SINGAPORE - It was never a secret that Xtron Productions was managing the Crossover Project - City Harvest Church's mandate to use its co-founder Ho Yeow Sun's (in photo above) pop music to evangelise.
But the church had to be discreet about supporting Ms Ho's career because her message could be rejected if people knew her as a church representative, and so Xtron, a production company, was set up partly to do that job.
Lawyers for the six church leaders made clear on Wednesday that members had voted to support the project and were updated regularly during church services.
Defence lawyer Kannan Ramesh suggested that it was not "dishonest" to use the building funds to support the Crossover Project - something the state is accusing the church leaders of.
Mr Choong Kar Weng, a long- time church member and director of Xtron, which had managed Ms Ho between 2003 and 2008, agreed with the lawyer's summary of the matter: "If members of the church had donated money for the investment of property, and the monies were used by the church as an investment into Crossover, you would not regard that as dishonest.
"It would be an act in good faith because that investment was for the (church's) purpose."

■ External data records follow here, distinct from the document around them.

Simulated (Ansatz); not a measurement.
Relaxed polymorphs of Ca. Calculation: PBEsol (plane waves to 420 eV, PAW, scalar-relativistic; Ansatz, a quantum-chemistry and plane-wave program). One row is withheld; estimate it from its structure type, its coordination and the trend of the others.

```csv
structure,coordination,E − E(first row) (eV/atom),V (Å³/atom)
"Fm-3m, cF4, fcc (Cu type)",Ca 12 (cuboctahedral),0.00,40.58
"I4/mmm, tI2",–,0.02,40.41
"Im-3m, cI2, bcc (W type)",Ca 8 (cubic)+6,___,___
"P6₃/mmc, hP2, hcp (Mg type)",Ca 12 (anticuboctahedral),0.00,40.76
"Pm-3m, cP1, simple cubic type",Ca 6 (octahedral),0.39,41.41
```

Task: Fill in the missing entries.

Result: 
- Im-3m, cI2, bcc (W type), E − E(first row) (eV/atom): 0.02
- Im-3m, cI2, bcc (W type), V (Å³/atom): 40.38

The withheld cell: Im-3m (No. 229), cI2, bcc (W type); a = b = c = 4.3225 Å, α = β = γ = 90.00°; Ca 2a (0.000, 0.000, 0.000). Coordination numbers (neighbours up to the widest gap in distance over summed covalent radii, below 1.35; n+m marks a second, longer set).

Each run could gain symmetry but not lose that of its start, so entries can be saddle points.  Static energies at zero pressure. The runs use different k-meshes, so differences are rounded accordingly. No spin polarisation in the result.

Mr Choong also said the building funds could be used for investment as executive members of the church had approved this in a voting exercise.
In 2010, the members voted to approve the use of the fund for bond investments made in 2007 and 2008.
The state believes these investments were shams and conduits to illegally misuse the church's building fund for Ms Ho's music career.
The prosecution maintains that the "theological legitimacy" of the Crossover Project was immaterial.